2.4. Adaptive Classifiers

If individual patterns are available, one can build a statistical model for each class of person. A common approach is to model each class by a normal density so that the system estimates the corresponding mean feature vector and covariance matrix for each person. Using a prior distribution of the individuals in the database, the classification task is completed by computing the Bayesian a posteriori probability of each person, conditioned on the observations of the query. If log probability is computed, the classification process can be considered a nearest-neighbor search using the Mahalanobis distance metric.

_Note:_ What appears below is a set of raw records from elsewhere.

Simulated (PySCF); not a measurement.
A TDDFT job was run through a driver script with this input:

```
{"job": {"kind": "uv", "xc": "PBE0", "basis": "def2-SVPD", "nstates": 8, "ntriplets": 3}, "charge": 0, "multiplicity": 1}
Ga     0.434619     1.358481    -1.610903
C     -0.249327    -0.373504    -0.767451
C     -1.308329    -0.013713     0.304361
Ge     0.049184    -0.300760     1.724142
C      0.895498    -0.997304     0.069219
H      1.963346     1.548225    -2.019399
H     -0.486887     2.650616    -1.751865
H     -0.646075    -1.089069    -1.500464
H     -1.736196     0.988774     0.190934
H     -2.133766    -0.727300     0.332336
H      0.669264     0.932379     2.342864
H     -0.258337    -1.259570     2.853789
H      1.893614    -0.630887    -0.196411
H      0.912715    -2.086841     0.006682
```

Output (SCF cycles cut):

There are other statistical approaches to pattern classification. First, the K-nearest-neighbor algorithm [85] determines the class of a test pattern by comparing it with the K-nearest training patterns of known classes. The likelihood of each class is estimated by its relative frequency among the K-nearest training patterns. As training pattern size grows, these relative frequencies converge to the true posterior class probability. Second, the Parzen windows [270] estimate the class-conditional densities via a linear superposition of window functions—one for each training pattern. The window function is required to be unimodal and has a unit area under its curve. As training pattern size grows, the linear superposition of window functions for a given class converges to the true class-conditional density.

2.4.1. Neural Networks

The ability to learn and adapt is a fundamental trait of any intelligent information processing system, including machine learning models and neural networks. Although the original development of neural networks was primarily motivated by the function of the human brain, modern neural models encompass many similarities with statistical pattern recognition. A neural network is an abstract simulation of a real nervous system that contains a collection of neuron units communicating with one other via axon connections.

The first fundamental neural model was proposed in 1943 by McCulloch and Pitts [237] in terms of a computational model of "nervous activity." The McCulloch-Pitts neuron is a binary device and each neuron has a fixed threshold, thus performing simple threshold logic. The McCulloch-Pitts model led to the work of John von Neumann, Marvin Minsky, Frank Rosenblatt, and many others. Hebb postulated in his classical book The Organization of Behavior [130] that neurons are appropriately interconnected by self-organization and that "an existing pathway strengthens the connections between the neurons." He proposed that the connectivity of the brain is continually changing as an organism learns various functional tasks and that cell assemblies are created by such changes [64]. By embedding a vast number of simple neurons in an interacting nervous system, it is possible to provide computational power for very sophisticated information processing [8].

Several promising neural networks for biometric identification applications are explored in Chapters 5, 6, and 7. Their application to face recognition, speaker verification, and joint audio-visual biometric authentication are investigated in Chapters 8, 9, and 10. In addition to biometric identification applications, neural networks have been applied to a variety of problems such as pattern classification, clustering, function approximation, prediction/forecasting, optimization, pattern completion, and control [128,186].

2.4.2. Training Strategies

Instead of following a set of rules specified by human experts, neural networks appear to learn the underlying rules from a given collection of representative examples. The ability of neural networks to automatically learn from examples makes them attractive and, in general, is considered to be one of the major advantages of neural networks over traditional expert systems.

Based on the nature of the training data sets made available to the designers of biometric authentication systems, there are two common categories of learning schemes: supervised learning and unsupervised learning.

  1. In supervised learning schemes, the neural network is provided with a correct answer (the "teacher value") for each input pattern. The weighting parameters are determined so that the network can produce answers as close as possible to the teacher values. In many classification applications (e.g., OCR and speaker recognition), the training data consist of pairs of input/output patterns. In this case, adopting a supervised network is advantageous.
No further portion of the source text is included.